In popular banter, black holes are considered vast voids of unrecoverable mystery, from which objects, time, money, experiences, knowledge or memories can never be retrieved. Yet the “holes” are actually a great amount of matter packed into a very small area, says Utah State University theoretical physicist Maria Rodriguez. And images emerging this summer from the James Webb Space Telescope, she says, are shedding new light on these enigmatic cosmic phenomena.
“For me, the images from James Webb are a milestone for humanity,” says Rodriguez, associate professor in USU’s Department of Physics. “These images reveal details about our cosmos that will help us shape the future of gravitational physics.”

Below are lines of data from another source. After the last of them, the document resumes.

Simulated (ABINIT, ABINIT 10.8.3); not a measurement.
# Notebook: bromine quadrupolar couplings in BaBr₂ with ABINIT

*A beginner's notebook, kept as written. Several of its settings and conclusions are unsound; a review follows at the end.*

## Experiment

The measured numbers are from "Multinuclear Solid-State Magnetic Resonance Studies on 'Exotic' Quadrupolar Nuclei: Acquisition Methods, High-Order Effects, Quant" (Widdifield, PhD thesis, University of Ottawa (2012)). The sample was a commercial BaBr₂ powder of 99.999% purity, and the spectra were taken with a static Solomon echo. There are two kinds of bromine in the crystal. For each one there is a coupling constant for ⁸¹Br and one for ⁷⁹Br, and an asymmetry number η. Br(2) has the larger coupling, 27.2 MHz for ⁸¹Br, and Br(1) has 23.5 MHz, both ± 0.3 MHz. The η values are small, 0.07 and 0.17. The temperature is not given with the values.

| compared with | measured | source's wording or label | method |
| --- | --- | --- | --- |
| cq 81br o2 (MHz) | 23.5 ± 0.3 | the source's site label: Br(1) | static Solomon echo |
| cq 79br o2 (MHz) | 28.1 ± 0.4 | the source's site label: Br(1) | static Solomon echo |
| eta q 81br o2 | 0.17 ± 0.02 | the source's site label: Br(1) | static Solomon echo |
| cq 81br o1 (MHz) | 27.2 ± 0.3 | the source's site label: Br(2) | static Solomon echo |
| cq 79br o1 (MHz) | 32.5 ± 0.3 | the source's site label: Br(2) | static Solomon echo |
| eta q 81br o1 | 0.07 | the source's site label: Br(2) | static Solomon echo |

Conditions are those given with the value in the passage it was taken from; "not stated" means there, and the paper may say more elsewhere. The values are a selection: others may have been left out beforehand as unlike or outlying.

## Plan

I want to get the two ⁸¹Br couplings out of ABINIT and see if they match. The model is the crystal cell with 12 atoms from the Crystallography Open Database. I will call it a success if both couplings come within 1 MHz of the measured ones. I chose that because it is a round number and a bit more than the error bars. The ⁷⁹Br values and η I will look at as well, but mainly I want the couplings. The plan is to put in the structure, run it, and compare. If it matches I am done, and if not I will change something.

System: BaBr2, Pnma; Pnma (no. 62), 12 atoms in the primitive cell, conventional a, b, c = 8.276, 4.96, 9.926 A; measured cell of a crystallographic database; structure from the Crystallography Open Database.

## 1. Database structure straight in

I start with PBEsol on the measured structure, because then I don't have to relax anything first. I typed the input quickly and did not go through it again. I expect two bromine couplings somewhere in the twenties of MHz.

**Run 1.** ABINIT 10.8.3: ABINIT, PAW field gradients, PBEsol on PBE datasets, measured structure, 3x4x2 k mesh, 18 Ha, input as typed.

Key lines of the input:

Black holes, astronomical objects with a gravitational pull so strong even light can’t escape, are typically formed from the remnants of a large star that dies in a supernova explosion. Rodriguez says black holes are flooding the universe, and some of them emit powerful jets and can collide to become bigger black objects.
“Already, James Webb has captured an array of not only two, but five black holes — a quintet — with unprecedented precision,” she says. “These images may potentially unveil how the black holes clustered in the early universe and how they merged. This new information could decipher the mystery behind black hole jets.”
In addition data coming from the JWST, Rodriguez has closely followed discoveries by investigators associated with the LIGO (Laser Interferometer Gravitational-Wave Observatory) Scientific Collaboration, which has facilities in Livingston, Louisiana, and Hanford, Washington, that first detected gravitational waves emanating from a black hole collision in September 2015, as well as the Event Horizon Telescope, or EHT, which captured an image of the supermassive black hole at the center of our Milky Way galaxy in 2022.
“Einstein predicted gravitational waves about a hundred years before they were detected in 2015, and scientists were able to convert those phenomena into sound waves we could hear,” says Rodriguez, who has published multiple peer-reviewed papers about black holes, quantum gravity and an understanding of space-time. “It’s very exciting that we have these technological developments that will enhance our understanding of celestial bodies we’ve long studied but never seen.”
Rodriguez was recently featured in interviews with Utah Public Radio, in which she discussed the implications of the JWST’s discoveries for black hole research, as well as her observations, as a Latina, about challenges facing women scientists and scientists from other underrepresented groups.
“This is a golden age for scientists and astrophysicists, as years of developing technologies are finally coming together,” she says. “I encourage students to take advantage of the exciting research opportunities created by these technologies.”